Nonetheless, Pascher remains centrally important, not least for his form/content (Gestalt/Vollzug) distinction. Some of this influence is perhaps lost in translation, insofar as the noun Gestalt has a much richer resonance than the usual English translation “form.” Gestalt has a strong note of personal presence. Perhaps Pascher’s differentiation of the “whitewash” from the Gestalt of the original “fresco” was one of the original impulses leading Pope Benedict eventually to arrive at Summorum Pontificum. This document outlines an intrinsic union between the Mass celebrated prior to 1970 and afterwards, stating that the former is the ordinary form, and the latter the extraordinary form, of the same Rite, the same Gestalt (“two usages of the same Roman Rite”). Indeed, this harks back to Ratzinger’s earliest reservations about the liturgical movement as evincing a narrowly one-sided exclusivism. Pascher can then be seen as the teacher who first showed Ratzinger that liturgical reform need not necessarily lead to discontinuity and rupture from the developments of liturgical practice that precede it.
Summary
The great thinkers Ratzinger studied in his early days remain enduring sources of orientation throughout the development of his theology. This remains the case in the papal writings as much as those of the professor or prefect. Moreover, Augustine, Bonaventure, and Newman were each theologians who did not tread an exclusively contemplative or “academic” path. Their biographies, like Ratzinger’s, include long periods where they were called into the service of the Church in the midst of worldly circumstances. For this reason, perhaps, each thinker contributes to that “dynamic fidelity” that so characterizes Ratzinger’s own work, for each thinker had to appropriate, or realize afresh, the Incarnation of Christ in and through the demands made on the Church by history.

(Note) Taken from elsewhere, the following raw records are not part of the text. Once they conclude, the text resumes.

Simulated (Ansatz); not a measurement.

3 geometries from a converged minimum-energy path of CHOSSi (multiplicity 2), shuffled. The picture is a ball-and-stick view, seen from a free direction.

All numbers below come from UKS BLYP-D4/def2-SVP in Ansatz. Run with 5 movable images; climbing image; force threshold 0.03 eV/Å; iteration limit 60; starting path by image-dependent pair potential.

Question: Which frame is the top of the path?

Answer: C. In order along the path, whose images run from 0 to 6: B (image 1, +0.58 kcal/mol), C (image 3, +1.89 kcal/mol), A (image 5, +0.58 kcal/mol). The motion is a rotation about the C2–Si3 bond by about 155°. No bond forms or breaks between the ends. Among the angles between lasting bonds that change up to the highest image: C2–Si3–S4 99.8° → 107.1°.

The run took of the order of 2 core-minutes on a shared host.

The contemporary teachers mentioned in this chapter have a more mixed standing in Ratzinger’s later work. He describes the Munich faculty as “biblically orientated, working from Holy Scripture, the Fathers and the liturgy,” as “very ecumenical,” and as benefiting from the absence of manualist Thomism.Footnote 80 All this could apply to Ratzinger himself, but there is an important difference between him and his teachers. They generally tended more to dynamism than fidelity. This can be seen most clearly in Maier, and to a certain extent in Pascher’s reformism. Even Söhngen showed an overarching loyalty to contemporary thinking when it came to the discussions prior to the dogmatizing of the doctrine of the Assumption of the Blessed Virgin Mary, with the promulgation of Munificentissimus Deus in 1950. When asked how he would respond if the teaching was promulgated as dogma, Söhngen responded: “I will remember the Church is wiser than I and that I must trust her far more than my own erudition.”Footnote 81 It was Ratzinger’s own work that would go on to show that theology can be done without ending in a rupture between Church teaching and critical scholarship.